Why Zombies are less about eating brains and more about having them.



Okay, I am writing a book about zombies. They're not called that, but they are animated dead hungry for human flesh. It has a fairly unique setting, so I'm not worried that it is too similar to the bevy of other zombie books out there. But it is sort of embarrassing to tell people about. I would like to say "But don't worry, it's good," but I have to admit that I wouldn't know if it wasn't. I can say, though, that I'm approaching the subject as seriously as I can.


We all know there are a lot of bad zombie books and movies out there, and if it weren't for vampires they would be the most overused trope of horror in the last 10 years. The trope has been abused (fast zombies? Get the fuck out), degraded (zombie strippers? What are you doing?), and undeveloped (zombies as generic bad guys.) Yawn.


This is risking the "no true Scotsman" fallacy, but those aren't zombies. Not really. Zombies need to be slow, they need to multiply and they need to come back from the dead. It isn't exactly breaking new ground to say that zombies serve as a metaphor, but I'd say, rather, that they serve as the metaphor. The metaphor of inevitability.


I would argue further that this comes, most evidently, from existentialism. Sartre and Camus, among others, wrote about the importance of human individuality and freedom. (That is an embarrassingly superfluous definition, but to get into depth this would take thousands of pages of discussion.)


The tenets of the existentialists were became applied concepts in the Theatre of the Absurd. (The distinction is really not as neat as that. Sartre and Ionesco purportedly hated each other. More so than most labels, grouping these writers into one genre is painting with really broad brush strokes.) Writers like Beckett, Albee, Stoppard, Pinter and, most importantly for this discussion, Euegene Ionesco found a better well to discuss the human condition–by showing us, rather than telling us.


Consider this cherry-picked quote from the wikipedia entry on plots from Theatre of the Absurd: "Often there is a menacing outside force that remains a mystery" A little later, it adds "Absence, emptiness, nothingness, and unresolved mysteries are central features in many Absurdist plots" That could describe most horror movies, but of course anything that vague can be mis-applied.


More specifically, Ionesco explored the theme of death by writing a play about a corpse growing larger and larger. Most importantly at all he wrote "The Rhinoceros." In the play, people start, inexplicably, turning into rhinos. The protagonist is the only one who does not change; he is our everyman lens into the story. Ionesco was, probably, writing about the rise of Communism, Facism, and Nazism, but you could replace every instance of the word "rhinoceros" with "zombie" and it wouldn't lose its core meaning.
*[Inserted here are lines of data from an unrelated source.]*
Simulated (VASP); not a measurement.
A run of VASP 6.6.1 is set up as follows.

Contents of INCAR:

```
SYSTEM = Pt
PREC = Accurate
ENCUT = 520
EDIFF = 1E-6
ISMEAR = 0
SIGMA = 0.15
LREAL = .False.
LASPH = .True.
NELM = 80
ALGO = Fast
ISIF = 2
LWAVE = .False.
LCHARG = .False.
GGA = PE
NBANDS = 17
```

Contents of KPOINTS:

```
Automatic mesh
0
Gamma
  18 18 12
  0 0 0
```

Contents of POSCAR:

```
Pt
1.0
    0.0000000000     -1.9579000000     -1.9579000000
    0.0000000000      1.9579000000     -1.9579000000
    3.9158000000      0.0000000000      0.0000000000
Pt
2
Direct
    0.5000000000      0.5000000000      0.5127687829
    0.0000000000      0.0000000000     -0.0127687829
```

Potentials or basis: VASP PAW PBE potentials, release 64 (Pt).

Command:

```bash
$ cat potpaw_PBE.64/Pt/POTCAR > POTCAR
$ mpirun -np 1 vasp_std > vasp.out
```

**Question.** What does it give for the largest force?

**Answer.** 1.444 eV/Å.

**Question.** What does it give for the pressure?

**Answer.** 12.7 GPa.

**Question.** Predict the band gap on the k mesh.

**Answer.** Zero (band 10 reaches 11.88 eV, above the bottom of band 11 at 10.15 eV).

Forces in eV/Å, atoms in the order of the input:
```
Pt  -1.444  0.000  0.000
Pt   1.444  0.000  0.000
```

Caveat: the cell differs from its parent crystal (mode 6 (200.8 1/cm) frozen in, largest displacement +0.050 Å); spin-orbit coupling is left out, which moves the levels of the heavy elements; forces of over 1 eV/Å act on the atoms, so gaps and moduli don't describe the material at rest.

Albee's "Zoo Story," again according to wikipedia, "explores themes of isolation, loneliness, miscommunication as anathematization, social disparity and dehumanization in a commercial world." That's not too far off from Romero's Dawn of the Dead.


So, hell yes, I would argue that zombies are descended from the smokey parlours of 1950′s France. "Hell is other people" has one meaning in No Exit, but quite another in Night of the Living Dead. Absurdists began the process of showing these stories, creating improbable scenarios. And zombies have succeeded them; it doesn't get much more improbable than the dead rising and coming after you for their midnight snack.


This doesn't mean that reading World War Z is the same as reading The Plague, but they're not as far off as you might suppose.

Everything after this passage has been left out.